Sunday, March 13, 2011

First Sunday in Lent

2 Corinthians 6:1-10 / Matthew 4:1-11

"The last man on Earth sat alone in a room. There was a knock on the door ..."
Fredric Brown, "Knock," Thrilling Wonder Stories (1948)


Some people speak of a fear of being alone. Now, there is a kind of dread, a sense of emptiness, that comes from discovering, or at least feeling, that one is altogether alone. However, if one is not otherwise compromised, if one is not in any immediate danger, then fear is probably not what we feel when alone. After all, if we knew that in fact no one else were around, why would we be afraid to pass by abandoned buildings, or the open doors of dark cellars, or the deep woods on a moonless night? Surely what we fear is not being alone, but rather being not quite alone. It is not the dread that no one else is there is the darkness that alarms us, but rather the horror that someone, or something does lurk there, just out of sight.

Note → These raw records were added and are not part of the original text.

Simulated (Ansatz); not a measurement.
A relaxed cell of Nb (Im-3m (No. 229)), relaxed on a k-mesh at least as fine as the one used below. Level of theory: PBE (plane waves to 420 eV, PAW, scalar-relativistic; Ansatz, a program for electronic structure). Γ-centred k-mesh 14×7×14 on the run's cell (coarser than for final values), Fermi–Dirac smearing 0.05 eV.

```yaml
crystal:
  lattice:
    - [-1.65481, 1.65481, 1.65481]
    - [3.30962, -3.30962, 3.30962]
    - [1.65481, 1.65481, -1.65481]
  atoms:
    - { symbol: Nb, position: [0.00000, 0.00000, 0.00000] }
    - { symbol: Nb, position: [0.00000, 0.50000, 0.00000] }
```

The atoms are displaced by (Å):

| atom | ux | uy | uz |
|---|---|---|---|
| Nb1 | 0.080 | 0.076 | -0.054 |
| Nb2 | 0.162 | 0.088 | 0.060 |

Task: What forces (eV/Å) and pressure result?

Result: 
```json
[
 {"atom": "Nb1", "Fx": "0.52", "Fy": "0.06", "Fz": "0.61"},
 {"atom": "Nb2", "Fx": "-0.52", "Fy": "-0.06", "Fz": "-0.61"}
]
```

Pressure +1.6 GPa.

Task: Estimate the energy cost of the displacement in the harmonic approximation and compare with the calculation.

Our Gospel today reminds us that we are not alone. On the one hand, this can, and right proportion should, be a reason for caution, if not for fear. The human journey to God is not simply the story of the individual human person and his Creator, nor even all human persons, and their relation to one another and to God. There are, unhappily for us, intelligences vastly superior to ours, untiring as they are not burdened by the limits of the flesh, bent altogether in their will to oppose God by seeking to undo all that he loves. There are, that is, the Devil and his angels, the same Devil who had the temerity to tempt the very Son of God.

Of course, the Gospel also reminds us that there are others who surround us, and who wish only our good. There are, to be sure, the ministering spirits, who served Jesus in the desert after his fast and his confrontation with the Accuser. More than that, there is the Holy Spirit, God himself, the Gift of God, by whose impulse the Son, the Word made flesh, went into the desert to be tempted by the Devil.

It would be too easy to imagine our return to God as a voyage undertaken alone. The Fallen One actually depends on this misapprehension as he intended it for Jesus. The Devil hoped to draw Jesus into believing that his own best hopes, for physical survival, for protection from harm, and for universal acclaim and the building of a kingdom, depended on his resources alone. He hoped that Jesus, even knowing that the Devil was a wicked spirit, would, by resolving a fear of needing to make his mark on the world on his own, also make common cause with the one who was his enemy, if only to soften the dull pain of loneliness.

Jesus knew, however, he was not, and never would be alone. He knew his Father, and knew the presence of the Comforter, the Holy Spirit. In this, he meant to reassure us as well. He meant, in undergoing the blasphemous temptations of the Devil to show us with clarity that we are no more alone to face the challenges of the world than he. In receiving the assaults of the Evil One, he unmasks for us the bent and terrible powers that are, more than any human adversary, our true enemies, and in overcoming the temptations, he points the way for all of us who worry our own strength will not avail.

The fact is that our strength is not enough, but it need not be. We are not men sitting alone in a room, hearing a knock at the door. We are surrounded by an innumerable company of those who love us beyond our knowing, the ranks of angels who minister to Christ in ministering to his Body. We are, more than that, and infinitely so, never deprived of the company of our Lord, who shows the way, nor of the Spirit, who leads us there and sustains us along the path.

We need not fear the terror that knocks on our door. We are not alone.